After our relationship ended, I thought the noble, virtuous thing to do was to keep a vow of silence (lest someone accuse me of being a drama stirring, shit-talking spurned ex-girlfriend) and not to try out him as an abuser, or humiliate him, or shame him publicly. I felt that I was being a good person by extending empathy to him. I wanted to think of him as helpless rather than malicious. Mentally ill and untreated, rather than intentionally, calculatingly unkind and cruel. This way of thinking also helped me to see myself as less of a victim and more of a magnanimous soul capable of loving and forgiving anyone—as someone who saw the world with way too much nuance to ever think of another person as a monster.

After all, you can’t be a victim if you’re a bitch sometimes. You can’t be a victim if you’re a brat sometimes. You can’t be a victim if you’re selfish sometimes. You can’t be a victim if you are a bully sometimes. You can’t be a victim if you are conniving sometimes. You can’t be a victim if you are calculating sometimes. But the truth is you can be anything, you can be worse than all of those things and still be a victim who deserved better.

I couldn’t be a victim because I didn’t want to see myself that way. Because I wanted to see myself as too smart and too strong and too capable and too good to be a victim. But in order to be free from him, I had to think of him as a monster—the minute I started feeling sorry for him and making excuses for him, trying to see his side of things, was when I would become susceptible to his manipulations again.

Our relationship ended in stages, and in the most predictable way—over an argument about racism. Scott was a self-professed progressive when it came to issues of feminism and racial justice. He said that, unlike his ex-girlfriends, I had the right ideas about patriarchy and racism, ideas that closely aligned with his own (“Thanks, man!” I should have said. “I’m glad my views on racism and feminism are almost as good as yours.”) When I finally summoned up the courage to be vulnerable enough to open up to him about my experiences with racism and misogyny in the poetry community, he became furious and defensive.

“Are you calling me a racist?” he said, even though I hadn’t called him anything, and was only talking about myself and my life and my trauma. Once he invoked the dreaded concept of white fragility, which always manages to trump black and brown pain, the conversation was over. He wasn’t interested in hearing about my experiences with racism. He was interested in talking about how despicable it was that I could even imply that he was anything but 100 percent NOT A RACIST.

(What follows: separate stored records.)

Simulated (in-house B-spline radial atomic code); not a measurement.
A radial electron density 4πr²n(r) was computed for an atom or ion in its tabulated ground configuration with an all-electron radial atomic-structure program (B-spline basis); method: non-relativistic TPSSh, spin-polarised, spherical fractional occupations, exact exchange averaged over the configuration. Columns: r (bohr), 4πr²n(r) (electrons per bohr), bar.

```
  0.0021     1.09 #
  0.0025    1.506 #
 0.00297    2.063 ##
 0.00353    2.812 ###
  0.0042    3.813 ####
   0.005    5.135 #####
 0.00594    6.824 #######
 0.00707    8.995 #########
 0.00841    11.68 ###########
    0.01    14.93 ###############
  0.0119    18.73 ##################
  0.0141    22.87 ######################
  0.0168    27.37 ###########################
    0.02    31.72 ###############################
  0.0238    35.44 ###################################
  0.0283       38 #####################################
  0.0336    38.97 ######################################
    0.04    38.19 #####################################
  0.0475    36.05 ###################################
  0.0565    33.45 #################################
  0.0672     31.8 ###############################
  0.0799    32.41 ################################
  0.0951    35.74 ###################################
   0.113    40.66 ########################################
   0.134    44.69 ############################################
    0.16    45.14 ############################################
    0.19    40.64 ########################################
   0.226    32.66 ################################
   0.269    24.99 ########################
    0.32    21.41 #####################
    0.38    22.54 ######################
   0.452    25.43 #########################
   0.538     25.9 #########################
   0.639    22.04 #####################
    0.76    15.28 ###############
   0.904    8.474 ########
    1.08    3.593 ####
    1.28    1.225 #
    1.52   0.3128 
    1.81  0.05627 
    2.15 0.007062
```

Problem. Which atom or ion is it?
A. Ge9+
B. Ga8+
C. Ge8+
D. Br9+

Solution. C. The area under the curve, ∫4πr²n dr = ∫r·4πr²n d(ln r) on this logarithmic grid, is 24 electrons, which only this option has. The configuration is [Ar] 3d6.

Two weeks later, even though we hadn’t officially broken up, he was in love with another girl, someone whom, he said, “I could see marrying one day.” He had depleted me as a resource and moved on swiftly. When that relationship ended, he moved on to another person, and then another. That was when I realized that my silence wasn’t noble or virtuous, and my feeling sorry for him and worrying about him, even after I decided he was an abuser, only enabled him to target other girls and do to them what he did to me, and that made me sick.

After we broke up, I lurked online forums for people who were getting out of similar emotionally abusive relationships. I read a lot of posts that were something to the extent of: You have to harden your heart. Even if he says he is going to commit suicide. EVEN IF HE COMMITS SUICIDE, you can’t look back and blame yourself for any of it. The only way someone like that can change is if they hit rock bottom, run out of resources, and realize no one will enable them anymore. When they reach that point, they will either end their lives or finally seek help.

I remember crying at my computer, thinking, So who is supposed to love someone like that? Doesn’t that kind of thinking imply that there are some people who can’t or shouldn’t be loved? Are we just supposed to abandon them? And how can I accept a world where that is true?